It is great to finally see someone make the HSUS accountable for all their false and misleading advertising, and usage of the funds fraudulently solicited and spent on wages and lobbying.

Los Angeles  |  March, 18, 2014 at 03:35 PM

Same thing happened after Katrina. The LA Atty General managed to get enough money from them to build a small shelter. A pittance compared to the funds they raked in.

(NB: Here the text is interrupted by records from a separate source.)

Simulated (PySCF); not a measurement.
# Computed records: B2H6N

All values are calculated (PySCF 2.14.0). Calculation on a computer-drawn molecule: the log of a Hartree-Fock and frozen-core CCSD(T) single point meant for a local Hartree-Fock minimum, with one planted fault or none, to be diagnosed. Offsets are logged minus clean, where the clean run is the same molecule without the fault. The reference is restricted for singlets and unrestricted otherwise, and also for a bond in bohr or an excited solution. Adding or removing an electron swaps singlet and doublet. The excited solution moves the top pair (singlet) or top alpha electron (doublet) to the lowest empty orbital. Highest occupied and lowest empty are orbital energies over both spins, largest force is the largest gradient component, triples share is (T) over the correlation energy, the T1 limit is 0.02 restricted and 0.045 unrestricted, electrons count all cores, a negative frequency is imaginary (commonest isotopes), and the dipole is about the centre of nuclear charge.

NJ  |  March, 18, 2014 at 08:44 PM

Charities are granted exemptions from paying taxes so they can provide services the government and private sector cannot. Lobbying and political activism are charity no-nos, yet those are HSUS's primary activities. Their so-called lobbying arm, the Humane Society Legislative Fund, does very little of anything. HSUS violates the IRS regulations at the federal, state, and local levels, in Oklahoma and nearly every other state. Wayne Pacelle is happy to lie to citizens of Oklahoma in order to get their money. If Pacelle were running a corporation or a state, he would have been fired and/or jailed. Regulation and enforcement of charity fraud are extremely lax. As long as charities do not engage in self-dealing, excess lobbying, or filing false tax returns, they pretty much get a free ride. HSUS has a long history of self-dealing, has been filing false returns for decades (and just had to amend their 2012 returns after being busted for fraudulent reporting) - and lobbies far in excess of even what 501(c)4 organizations are allowed to. Wayne Pacelle thinks that he is above the law. He isn't.